From the May 1975 issue of the Socialist Standard
Working class poverty remains a running sore incapable of remedy while capitalism lasts. After a century of patchwork tinkering this problem is still with us. Confident declarations by capitalist politicians and enacting of palliative reform legislation has not altered the situation.
Twenty-five years ago the 1950 Labour Government Manifesto claimed that "destitution has been banished". Do social reformers really believe that this is possible? Apparently so. Even though social surveys carried out during the 'fifties and 'sixties' revealed that in fact poverty had not been legislated away, Harold Wilson was peddling the same line in 1970. When asked if he would set up a Royal Commission on poverty in Great Britain he replied that he would not:
This Government has taken substantial steps towards the abolition of poverty by increasing the levels of benefit and by other measures, and we are currently promoting further legislation to this end. (Hansard 17th February, col. 209).
There are now 43 different kinds of aid available to the poor. Has this altered the problem? The 1974 Poverty Report carried out by the Institute of Community Studies was published recently. Commenting on it the London Evening Standard (13th March) says
Surveys of Camden and Bethnal Green households included in a national report on poverty show . . . that in general the very poor in Great Britain are getting poorer all the time.

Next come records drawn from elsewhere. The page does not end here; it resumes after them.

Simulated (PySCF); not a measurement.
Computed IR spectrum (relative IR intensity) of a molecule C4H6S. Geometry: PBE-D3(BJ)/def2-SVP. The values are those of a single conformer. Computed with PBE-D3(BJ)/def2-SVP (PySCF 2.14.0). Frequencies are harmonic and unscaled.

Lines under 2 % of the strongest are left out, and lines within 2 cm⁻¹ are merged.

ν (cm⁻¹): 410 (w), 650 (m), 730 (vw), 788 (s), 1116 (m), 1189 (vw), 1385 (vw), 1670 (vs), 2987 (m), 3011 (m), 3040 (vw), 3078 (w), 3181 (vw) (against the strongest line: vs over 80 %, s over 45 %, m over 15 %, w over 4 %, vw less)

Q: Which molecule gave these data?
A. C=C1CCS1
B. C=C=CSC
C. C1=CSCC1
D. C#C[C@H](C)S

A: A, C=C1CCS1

Mrs. Lucy Syson of the Institute claims that 19 per cent of the households in Camden were below the poverty line. The figure for Bethnal Green was a staggering 30 per cent. These figures are only marginally better than those produced in the 1880s by Charles Booth. He estimated that of the population of Islington and St. Pancras (part of present-day Camden) more than 30 per cent lived in poverty. In Bethnal Green the percentage of poverty was 44.6.
This is the much lauded social 'progress' of the past one hundred years. Is it not high time this poverty producing system was done away with once and for all?